The advent of SDN is also forcing enterprise IT to revisit its firewall technology. The architecture means firewalls have to react to a very dynamic environment. Palo Alto Networks -- among other next-generation firewall vendors -- is integrating its technology at the hypervisor level and can tie into different orchestration software with flexible application programming interfaces.

Regardless of the kind of network an enterprise has, IT administrators have the ability to set dynamic security policies as the traffic moves around the network, said Danelle Au, director of solutions marketing at Palo Alto Networks, based in Santa Clara, Calif.

"Enterprises still have to be able to protect their network, whether or not they are employing a new architecture -- like cloud or virtualization," Au said.

Application-level visibility: An enterprise must-have

As packets become more sophisticated, firewalls are becoming more aware at the application level, IP Architects' Pironti said. Enterprises are adding new applications every day, he said. Because of that, firewalls must be able to make more intelligent security decisions on their own.

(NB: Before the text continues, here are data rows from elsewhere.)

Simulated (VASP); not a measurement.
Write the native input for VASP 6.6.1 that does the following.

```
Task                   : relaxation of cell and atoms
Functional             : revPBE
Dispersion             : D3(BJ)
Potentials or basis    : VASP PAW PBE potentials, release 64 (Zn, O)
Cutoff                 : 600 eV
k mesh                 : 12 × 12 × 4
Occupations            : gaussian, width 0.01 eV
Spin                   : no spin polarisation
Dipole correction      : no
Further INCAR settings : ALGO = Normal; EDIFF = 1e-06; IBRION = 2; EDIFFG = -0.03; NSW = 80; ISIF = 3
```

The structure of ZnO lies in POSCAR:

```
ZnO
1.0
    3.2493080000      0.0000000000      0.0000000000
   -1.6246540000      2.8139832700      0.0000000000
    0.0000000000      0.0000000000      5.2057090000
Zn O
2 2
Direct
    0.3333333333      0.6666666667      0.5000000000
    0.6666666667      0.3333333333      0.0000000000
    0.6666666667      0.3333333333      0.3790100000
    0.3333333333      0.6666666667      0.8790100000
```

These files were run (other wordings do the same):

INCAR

Firewalls are becoming smarter, thanks to information from other networking tools, Pironti said. "It's not just a device that sits out by itself anymore with its own rules," he said.

But a more dynamic firewall can also translate to another networking complexity for IT. "With [firewalls] now getting data and feeds from other networking tools, IT has to figure out how to configure and maintain that data, which can cause complications for the network administrator," he said. "These are growing pains to be expected from upgraded networks."